Rebecca is an adaptation of the acclaimed novel of the same name by Daphne Du Maurier. It is about a young woman who is unnamed until she marries, "above her station," to Max de Winter. As the new Mrs. de Winter, the narrator is brought back to the ancestral home, Manderlay, which is figuratively haunted by the former Mrs. de Winter, the titular Rebecca. As Mrs. de Winter uncovers the secrets of Rebecca's mysterious death, she's driven mad by the calculating former servant of Rebecca, Mrs. Danvers. The film stars Lily James, Armie Hammer, Kristin Scott Thomas, Sam Riley, Bryony Miller, Tom Goodman-Hill, Jeff Rawle, and Ann Dowd. The film is directed by Ben Wheatley and written by Jane Goldman, John Shrapnel, and Anna Waterhouse. The film is streaming exclusively on Netflix.
I didn't have a strong reaction to this film. I never read the novel and I remember liking the previous adaptation done by Alfred Hitchcock, but I couldn't get a handle on this adaptation. It felt like the whole runtime was haunted by the specter of something missing as the house, staff, friends and Max de Winter himself are haunted by the memory of Rebecca. It definitely wasn't recognizable as a Ben Wheatley film.
Wheatley has been around for a while creating darkly humorous movies about Brits. Some of his sensibilities and innovations remain, but for the most part it feels as if the film wanted more style over substance. The production design, costuming, set decoration, all of it is really beautiful to look at, but the story doesn't seem to want to match. Adaptation of a novel that was contemporary for its time and is now a period piece is a little bit of a strange proposition because with that sheen of hindsight, nothing feels lived in, it's all shiny and new.
What I wish were more overt were the titillating scenes. I couldn't tell if there had been a more risqué version of the film than the one I saw, but I was so intrigued by the nature of Mrs. de Winter being sort of naïve, yet excited at any sensual prospect. There were several scenes that had a short aspect of the sensuality, but I thought it could have been brought more to the forefront as the production didn't have to adhere to the Hays Code as Hitchcock did or leave it only as subtext as Du Maurier did in the novel. I started to sigh when a scene would begin with a little tease because I soon knew it would be over without a release.
There is one bit of technique that kept my attention. It's a little bit of editing that really helps with the playing of time and the ideas of memory. Wheatley and editor Jonathan Amos use cuts to show what is happening simultaneously or slightly in the future. It heightens certain scenes and gives characters a bit more of a chance to act out of the gaze of Mrs. de Winter. It also muddles the action, in a good way, as Mrs. de Winter's final descent into madness during the ball is a collection of quick cuts and fantasy that is dizzying and intriguing to watch.
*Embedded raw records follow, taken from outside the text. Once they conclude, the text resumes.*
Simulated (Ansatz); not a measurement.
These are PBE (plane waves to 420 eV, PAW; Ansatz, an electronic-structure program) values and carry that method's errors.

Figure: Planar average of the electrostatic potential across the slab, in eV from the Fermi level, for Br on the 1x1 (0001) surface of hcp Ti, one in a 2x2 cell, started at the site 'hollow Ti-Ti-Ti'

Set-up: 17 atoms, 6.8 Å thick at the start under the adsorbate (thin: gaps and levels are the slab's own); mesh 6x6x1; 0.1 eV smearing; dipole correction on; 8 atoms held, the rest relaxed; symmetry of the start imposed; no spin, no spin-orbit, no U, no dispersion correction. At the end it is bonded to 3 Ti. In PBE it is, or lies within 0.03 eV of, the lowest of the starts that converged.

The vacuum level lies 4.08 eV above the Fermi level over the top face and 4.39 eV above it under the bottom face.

I think what bothers me most about the film is not the film's fault at all, but it's the fault of all stories that have such a simple solution. If Max had told Mrs. de Winter the full story of Rebecca at the beginning or at least a half truth it would have been so much better for her. He should have just said something and let her in because it would have saved her a lot of heartbreak and anguish. Yet, that is the nature of the melodrama. That is the reason we watch, to see someone attempt to figure it all out.
What I will never and don't want to ever figure out is how Kristin Scott Thomas can do what she does. I like the mystery of her immense talent. I love watching her as a character who has a public face and a nasty side only seen in private. I love the way she plays the duplicity and love of Mrs. Danvers. She steals scenes without even a word, just an impeccable look or gesture.
I really don't like movies with a class element. It's something that makes me angry. To watch a person who tries their best, but is never good enough because she came from the wrong sperm and egg combination is utterly infuriating. Class systems are gross and tacky, so unfortunately this film had a strike against it when I remembered that aspect. Rebecca pretty to look at and some of the performances are delectable, but other than that, there's not much here. Unless you're a mega fan of period melodrama, you may just want to skip this one.